NASA also is the process of conducting a series of tests of the SLS core stage called the Green Run. The final test, firing all four engines on a test stand at Stennis Space Center in Mississippi for the full 8-minute duration needed to reach orbit, is scheduled for October. After that test, NASA will be able “to better predict a target launch date” for Artemis I.

If the launch does happen in November 2021, it will be three years late and about 30 percent over budget.

In congressional testimony 11 months ago, Cristina Chaplain of the Government Accountability Office (GAO) provided a table comparing the original estimates with a re-plan that took place in December 2017.

The new estimate for SLS is $9.1 billion compared to the original 2014 estimate of $7.021 billion. EGS now is $2.4 billion, compared to its original estimate of $1.843 billion.  Both are roughly 30 percent increases.

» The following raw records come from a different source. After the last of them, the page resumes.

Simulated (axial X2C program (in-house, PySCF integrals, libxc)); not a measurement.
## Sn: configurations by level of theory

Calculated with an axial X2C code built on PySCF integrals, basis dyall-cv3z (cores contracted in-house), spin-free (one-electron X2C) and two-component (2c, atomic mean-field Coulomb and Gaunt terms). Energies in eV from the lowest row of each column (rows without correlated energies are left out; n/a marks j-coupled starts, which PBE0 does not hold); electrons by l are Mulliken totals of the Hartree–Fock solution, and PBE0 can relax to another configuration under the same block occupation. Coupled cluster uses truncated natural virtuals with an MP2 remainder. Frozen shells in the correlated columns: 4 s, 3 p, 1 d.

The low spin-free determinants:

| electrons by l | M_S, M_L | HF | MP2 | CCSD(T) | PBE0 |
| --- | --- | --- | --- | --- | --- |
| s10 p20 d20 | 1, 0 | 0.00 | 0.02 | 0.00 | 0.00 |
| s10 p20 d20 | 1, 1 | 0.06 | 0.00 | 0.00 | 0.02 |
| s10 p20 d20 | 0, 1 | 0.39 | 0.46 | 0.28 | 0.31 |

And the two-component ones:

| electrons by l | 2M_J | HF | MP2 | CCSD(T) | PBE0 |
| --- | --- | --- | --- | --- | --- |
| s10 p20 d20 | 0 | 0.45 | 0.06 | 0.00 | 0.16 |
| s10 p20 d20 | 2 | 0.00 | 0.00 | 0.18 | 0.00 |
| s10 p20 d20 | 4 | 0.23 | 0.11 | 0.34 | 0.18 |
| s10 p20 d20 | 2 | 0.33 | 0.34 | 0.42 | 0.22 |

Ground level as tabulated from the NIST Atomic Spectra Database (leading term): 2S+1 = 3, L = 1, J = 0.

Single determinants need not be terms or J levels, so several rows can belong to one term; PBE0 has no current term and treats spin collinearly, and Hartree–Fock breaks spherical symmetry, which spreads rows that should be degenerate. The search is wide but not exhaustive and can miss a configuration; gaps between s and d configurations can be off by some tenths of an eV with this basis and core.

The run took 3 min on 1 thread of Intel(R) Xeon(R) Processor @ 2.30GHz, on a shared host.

Last year GAO also found that NASA was underreporting the cost growth in the SLS program by $782 million.

NASA makes formal commitments to Congress and other stakeholders on a project’s cost and schedule following a milestone review called Key Decision Point-C (KDP-C).  A project’s performance is judged against that baseline. By law, NASA must notify Congress if a project breaches the baseline by certain percentages. If the breach is 30 percent or more, Congress must reauthorize the project.

Previous cost growth and schedule delays have created dismay in the halls of Congress, but no discernible action.

SLS owes its existence to Congress, which directed NASA to build it and a Multi-Purpose Crew Vehicle (MPCV) in the 2010 NASA Authorization Act. The action followed President Obama’s decision that year to cancel the Constellation program begun by the George W. Bush Administration to return astronauts to the Moon by 2020 and go on to Mars. The Ares I and Ares V rockets in development for Constellation were terminated, but immediately replaced by SLS. Orion also was part of Constellation, but NASA chose it as the MPCV so it survived.  It has been in development since 2006.

Today’s announcement did not address cost growth for Orion. When NASA made its KDP-C commitment on Orion, it covered through the second launch, not the first. The formal commitment date was 2023 although internally NASA was working toward that  launch in 2021. That has slipped two years and is now back at the original commitment date of 2023.  Lueders’ blog post said Orion “remains within original targets.”